# Timex Red Nebula Electronic



## JerseyMo (Aug 2, 2010)

I recently found the correct strap to match this unique dial from Timex. What do you think?


----------



## Margarets Dad (Feb 26, 2017)

Beautiful. I have Timex Nebulas in the two blue colors. Seems like the red one is the rarest.


----------



## Always"watching" (Sep 21, 2013)

It's taken four hours since you posted this to get one response dear JerseyMo. So, I shall make it two by saying how nice that watch looks. I love the watch and I love the strap - great combination.


----------



## dobra (Aug 20, 2009)

You couldn't have chosen better! Is the watch in working condition ?

mike


----------



## davidcxn (Nov 4, 2010)

Great looking watch and your choice of strap suits it perfectly. :thumbsup:


----------



## JerseyMo (Aug 2, 2010)

dobra said:


> You couldn't have chosen better! Is the watch in working condition ?
> 
> mike


 Yes, the watch runs.


----------



## stolid (Aug 21, 2009)

That looks great. Are the indices orange, or is that the light?

Thanks for posting!


----------



## mel (Dec 6, 2006)

JM doesn't have non-workers - - just ones he has yet to get working :yes:

Beautiful combo JM! :yes:


----------



## JerseyMo (Aug 2, 2010)

stolid said:


> That looks great. Are the indices orange, or is that the light?
> 
> Thanks for posting!


 yes, they are orange.



mel said:


> JM doesn't have non-workers - - just ones he has yet to get working :yes:
> 
> Beautiful combo JM! :yes:


 I like that, will use it as a tag line. A lot of 60 is coming in today which brings me to about 300 I have to "get working".

one is a Black Max....funny how we just mentioned this model. and bam one shows up.

Now about that pile of gold...


----------



## RoddyJB (May 11, 2008)

Is the "Red Nebula" designation from Timex? I think I have a similar watch around here somewhere...


----------



## JerseyMo (Aug 2, 2010)

Roddyjb said:


> Is the "Red Nebula" designation from Timex? I think I have a similar watch around here somewhere...

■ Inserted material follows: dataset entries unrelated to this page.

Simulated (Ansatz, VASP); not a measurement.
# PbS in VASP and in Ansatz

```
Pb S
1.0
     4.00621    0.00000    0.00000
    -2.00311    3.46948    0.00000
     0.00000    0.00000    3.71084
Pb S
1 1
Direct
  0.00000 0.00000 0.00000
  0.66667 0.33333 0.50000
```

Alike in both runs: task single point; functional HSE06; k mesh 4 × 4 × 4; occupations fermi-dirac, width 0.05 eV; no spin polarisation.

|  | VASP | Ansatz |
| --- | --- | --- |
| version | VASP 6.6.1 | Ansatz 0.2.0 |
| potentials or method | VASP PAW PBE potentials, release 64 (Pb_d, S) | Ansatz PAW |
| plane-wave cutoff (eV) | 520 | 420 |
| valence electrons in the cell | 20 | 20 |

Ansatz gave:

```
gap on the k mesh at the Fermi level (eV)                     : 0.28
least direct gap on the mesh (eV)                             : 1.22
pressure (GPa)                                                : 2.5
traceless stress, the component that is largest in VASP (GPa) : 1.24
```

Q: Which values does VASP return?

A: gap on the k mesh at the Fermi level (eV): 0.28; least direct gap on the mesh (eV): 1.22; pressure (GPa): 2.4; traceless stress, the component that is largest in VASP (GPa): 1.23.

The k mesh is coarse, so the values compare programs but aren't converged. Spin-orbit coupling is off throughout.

 No, that is a name that is often used to describe the dial. The model itself comes from the "Electronic" series.

Red Nebula just sounds more exotic!


----------



## RoddyJB (May 11, 2008)

Cheers Mo!

I found mine, but she's not a Timex after all. Same era though... Caravelle Automatic Waterproof N4 One of these days I"ll have to get a new crystal but for now she's ticking away nicely.


----------



## JerseyMo (Aug 2, 2010)

Roddyjb said:


> Cheers Mo!
> 
> I found mine, but she's not a Timex after all. Same era though... Caravelle Automatic Waterproof N4 One of these days I"ll have to get a new crystal but for now she's ticking away nicely.


 Yes, a very 1970's dial and I'd say that crystal would buff out just fine. That is unless those are cracks and not scuffs.


----------



## JerseyMo (Aug 2, 2010)

This one just came in today along with 59 of his friends! I little tweaking, some JerseyMo magic and it is ticking away just fine.


----------



## RoddyJB (May 11, 2008)

Love the dial on the quartz. Unfortunately, they are cracks on my Caravelle crystal so I will have to find a new one.


----------